08-26-2019, 09:46 AM
(08-25-2019, 10:06 PM)Marc Lamb Wrote: The previous posts by the him, her, or whatever gender pronoun pbrower2a prefers, perfectly illustrate why the S&H cyclical history theory is really meaningless beyond something as an interesting or even, perhaps, accurate means to explain the mystery of humankind's past, present and future.
As if it matters, I am male. So consider that a convenience.
Quote:As Michael Alexander conceded, "politics, not economics was the key to the saeculum because all facets of the social world, economics, politics, religion, morals, in short, culture, are represented in one’s politics."

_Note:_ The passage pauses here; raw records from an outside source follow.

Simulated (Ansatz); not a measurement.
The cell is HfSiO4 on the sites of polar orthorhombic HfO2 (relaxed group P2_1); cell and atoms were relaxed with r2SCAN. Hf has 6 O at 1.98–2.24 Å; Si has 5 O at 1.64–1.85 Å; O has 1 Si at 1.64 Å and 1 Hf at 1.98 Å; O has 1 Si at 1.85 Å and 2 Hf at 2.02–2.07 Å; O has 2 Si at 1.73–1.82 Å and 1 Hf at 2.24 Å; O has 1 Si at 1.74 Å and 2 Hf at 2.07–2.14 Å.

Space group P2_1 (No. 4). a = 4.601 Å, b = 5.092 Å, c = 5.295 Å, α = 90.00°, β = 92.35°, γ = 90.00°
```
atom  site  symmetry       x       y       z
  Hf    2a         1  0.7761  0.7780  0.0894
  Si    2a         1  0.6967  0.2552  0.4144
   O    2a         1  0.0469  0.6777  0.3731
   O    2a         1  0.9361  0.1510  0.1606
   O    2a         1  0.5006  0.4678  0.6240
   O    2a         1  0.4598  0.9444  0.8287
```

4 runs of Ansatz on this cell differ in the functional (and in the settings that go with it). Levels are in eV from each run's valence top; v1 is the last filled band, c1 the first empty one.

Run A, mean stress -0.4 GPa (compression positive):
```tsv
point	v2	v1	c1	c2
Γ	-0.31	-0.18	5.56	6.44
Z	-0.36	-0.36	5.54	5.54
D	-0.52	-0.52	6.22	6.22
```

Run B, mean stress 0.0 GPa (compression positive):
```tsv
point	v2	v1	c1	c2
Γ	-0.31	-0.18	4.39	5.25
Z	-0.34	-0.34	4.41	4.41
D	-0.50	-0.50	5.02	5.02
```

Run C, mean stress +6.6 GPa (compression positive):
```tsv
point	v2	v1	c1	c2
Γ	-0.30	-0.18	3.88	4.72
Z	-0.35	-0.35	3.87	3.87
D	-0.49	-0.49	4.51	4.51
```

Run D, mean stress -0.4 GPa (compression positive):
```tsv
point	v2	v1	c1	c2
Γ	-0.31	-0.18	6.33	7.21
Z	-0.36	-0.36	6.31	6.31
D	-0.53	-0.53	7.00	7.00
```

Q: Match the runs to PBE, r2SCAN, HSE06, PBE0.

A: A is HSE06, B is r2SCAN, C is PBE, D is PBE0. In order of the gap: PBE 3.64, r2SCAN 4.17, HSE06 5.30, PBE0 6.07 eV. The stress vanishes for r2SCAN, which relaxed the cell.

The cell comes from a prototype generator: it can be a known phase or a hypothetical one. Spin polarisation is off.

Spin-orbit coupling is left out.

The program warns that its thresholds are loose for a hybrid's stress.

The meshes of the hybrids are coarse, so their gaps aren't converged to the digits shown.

But political realities change almost predictably during the saeculum. Such creates opportunities in one part of the saeculum that may be impossible in another. Marching to the beat of a different drummer is impossible when all the drummers offer the same beat in a procession of military maneuvers, and when getting out of line gets one worse than the normal awfulness of military life. You do not want to face courts-martial in the regimented world of a Crisis in its military stage, for the punishment is far worse than the normal awfulness of military life. The voyage to the interior is a freakish behavior in a 1T when rigidly-disciplined people seek to rebuild the world into something more comfortable and secure. Ice-water realism is unwelcome in a 2T when kids are challenging the authority of middle-aged adults seeking to do things on the grandest scale possible and mid-life adults are getting queasy of the limited range of expression recently allowed them. Group solidarity is ineffective in an every-man-for-himself 3T.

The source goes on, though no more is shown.